CHARLOTTESVILLE, Va. (AP) — A Virginia judge ruled Wednesday that a lawsuit over Charlottesville's plans to remove a statue of Confederate Gen. Robert E. Lee should go forward.
Charlottesville Circuit Court Judge Richard Moore ruled against a request from the city to drop the lawsuit, which centers on a state law that protects memorials for war veterans, local media reported. The case is being closely watched as other cities across Virginia weigh what to do with their Confederate monuments in the aftermath of this summer's white nationalist rallies in Charlottesville.
A group of plaintiffs that includes a Confederate heritage group sued after Charlottesville's City Council voted earlier this year to remove the statue of Lee, which stands in a city park. An injunction has prohibited its removal while the lawsuit plays out.
Attorneys for the city wanted the case dismissed, arguing in part that the state law on memorials, amended in the 1990s, doesn't apply retroactively to older statues.
The judge disagreed. He acknowledged that a technical reading of the law could support that conclusion, but said it "seems absurd" to believe the Legislature expected a new wave of monuments to old conflicts, the Richmond Times-Dispatch reported.

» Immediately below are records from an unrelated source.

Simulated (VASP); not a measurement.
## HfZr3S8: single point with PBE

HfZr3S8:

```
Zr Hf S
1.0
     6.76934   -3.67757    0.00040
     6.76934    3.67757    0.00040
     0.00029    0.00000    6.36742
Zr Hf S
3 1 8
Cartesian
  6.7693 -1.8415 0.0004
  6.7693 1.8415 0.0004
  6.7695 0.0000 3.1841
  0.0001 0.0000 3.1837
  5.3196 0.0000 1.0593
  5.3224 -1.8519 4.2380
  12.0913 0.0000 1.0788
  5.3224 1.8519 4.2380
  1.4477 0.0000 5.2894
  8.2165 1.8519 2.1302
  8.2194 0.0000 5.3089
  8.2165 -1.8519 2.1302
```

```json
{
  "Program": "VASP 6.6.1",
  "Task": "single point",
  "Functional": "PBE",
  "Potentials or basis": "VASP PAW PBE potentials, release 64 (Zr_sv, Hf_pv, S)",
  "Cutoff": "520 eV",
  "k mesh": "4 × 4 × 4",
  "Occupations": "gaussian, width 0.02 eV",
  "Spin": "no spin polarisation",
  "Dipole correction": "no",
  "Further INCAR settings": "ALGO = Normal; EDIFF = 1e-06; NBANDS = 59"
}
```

The judge also wrote that the legal challenge didn't include enough detail to establish why a statue of Lee should be considered a war memorial.
"Plaintiffs argue that it is 'common knowledge' who Robert E. Lee is," Moore wrote. "That may be, but does not resolve the issue."
He gave the plaintiffs 21 days to provide more evidence to support that claim.
The city's statue removal decision prompted white nationalists to organize a rally in August. The night before the main event, they marched through the University of Virginia carrying torches and chanting racial slurs.
The day of the rally descended into chaos, with attendees and counterprotesters brawling in the streets. After authorities forced the crowd to disperse, a car rammed into a group of people protesting the white nationalists, killing one woman and injuring many more.
Charlottesville has since shrouded the Lee statue and another of Confederate Gen. Thomas "Stonewall" Jackson with a black shroud as a symbol of mourning.
The city council has also since voted to remove the Jackson statue pending the resolution of the lawsuit.